Philippine economy fundamentally strong as government pushes accountability, reforms: finance chief-Xinhua

Philippine economy fundamentally strong as government pushes accountability, reforms: finance chief

Source: Xinhua

Editor: huaxia

2025-11-17 17:02:30

MANILA, Nov. 17 (Xinhua) -- Philippine Finance Secretary Ralph Recto on Monday asserted that the Philippine economy remains "fundamentally strong," with solid foundations and sustained investment opportunities, even as the Marcos administration undertakes internal reforms to address governance issues.

"We are not blind to the challenges, nor are we shaken by them," Recto said in a statement, addressing concerns over the allegations buffeting the Marcos administration.

"Trust is the lifeblood of any economy," he said. "It keeps investments coming in, businesses expanding, and jobs growing. And this trust is being protected, strengthened, and rebuilt every single day by the Marcos administration."

He added that the government is implementing a comprehensive catch-up plan to align disbursements with national priorities and support faster economic growth.

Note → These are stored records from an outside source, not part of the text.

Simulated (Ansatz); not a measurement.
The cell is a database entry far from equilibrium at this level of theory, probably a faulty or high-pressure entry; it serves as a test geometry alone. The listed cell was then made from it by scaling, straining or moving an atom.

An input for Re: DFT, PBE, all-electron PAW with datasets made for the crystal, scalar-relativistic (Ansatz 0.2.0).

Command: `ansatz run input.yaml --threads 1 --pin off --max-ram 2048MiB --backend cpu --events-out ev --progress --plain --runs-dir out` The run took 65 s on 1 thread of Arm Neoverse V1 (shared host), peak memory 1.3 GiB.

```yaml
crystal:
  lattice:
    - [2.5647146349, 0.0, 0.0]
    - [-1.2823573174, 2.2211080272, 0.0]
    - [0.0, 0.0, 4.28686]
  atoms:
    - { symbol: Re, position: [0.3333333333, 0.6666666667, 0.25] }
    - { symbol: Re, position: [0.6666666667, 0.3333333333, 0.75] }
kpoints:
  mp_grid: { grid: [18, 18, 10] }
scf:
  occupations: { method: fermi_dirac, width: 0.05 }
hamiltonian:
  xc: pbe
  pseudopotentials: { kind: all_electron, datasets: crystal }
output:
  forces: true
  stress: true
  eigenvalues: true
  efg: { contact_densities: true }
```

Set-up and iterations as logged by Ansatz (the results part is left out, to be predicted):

As Congress continues budget deliberations, Recto urged lawmakers to pass a 2026 national budget that reflects the administration's priorities and reform agenda.

"We must prioritize spending with the highest multiplier effects, enforce fiscal discipline, and impose targeted austerity on travel, MOOE, and non-essential expenses," he said, adding that the national budget remains the "most powerful lever of our growth story."

Recto assured the public that essential services will continue uninterrupted, high-impact infrastructure projects, including school buildings, will proceed, and official development assistance-funded programs will accelerate.

Reconstruction of infrastructure damaged by recent calamities will also be carried out without delay and with clear, publicly available plans.

The finance chief also highlighted the administration's push for governance reforms, including an anti-political dynasty law, strengthening of the party-list system, campaign finance transparency, institutionalizing freedom of information, and removing all unprogrammed appropriations except those necessary for emergencies.

Recto said the government is intensifying efforts to curb tax evasion and smuggling, with the Bureau of Internal Revenue and Bureau of Customs pursuing "major cases with time-bound investigations and swift prosecution -- no delays, no exemptions, no sacred cows."

He maintained that the country's fiscal consolidation path remains firmly on track.

Inflation in October stood at 1.7 percent, giving the Bangko Sentral ng Pilipinas more room to cut interest rates and stimulate domestic activity.

Employment data also point to resilience, with wage and salary workers accounting for 64.1 percent, or 31.8 million, of the 49.6 million employed Filipinos, Recto said.

He noted that the economy is expanding faster than the real cost of borrowing.

By the end of 2025, real interest payments are projected at 3.3 percent, compared with expected GDP growth of 4.7 to 4.8 percent.

"That means we have more than enough capacity to pay what we owe, and our debt remains manageable, stable, and sustainable," he said.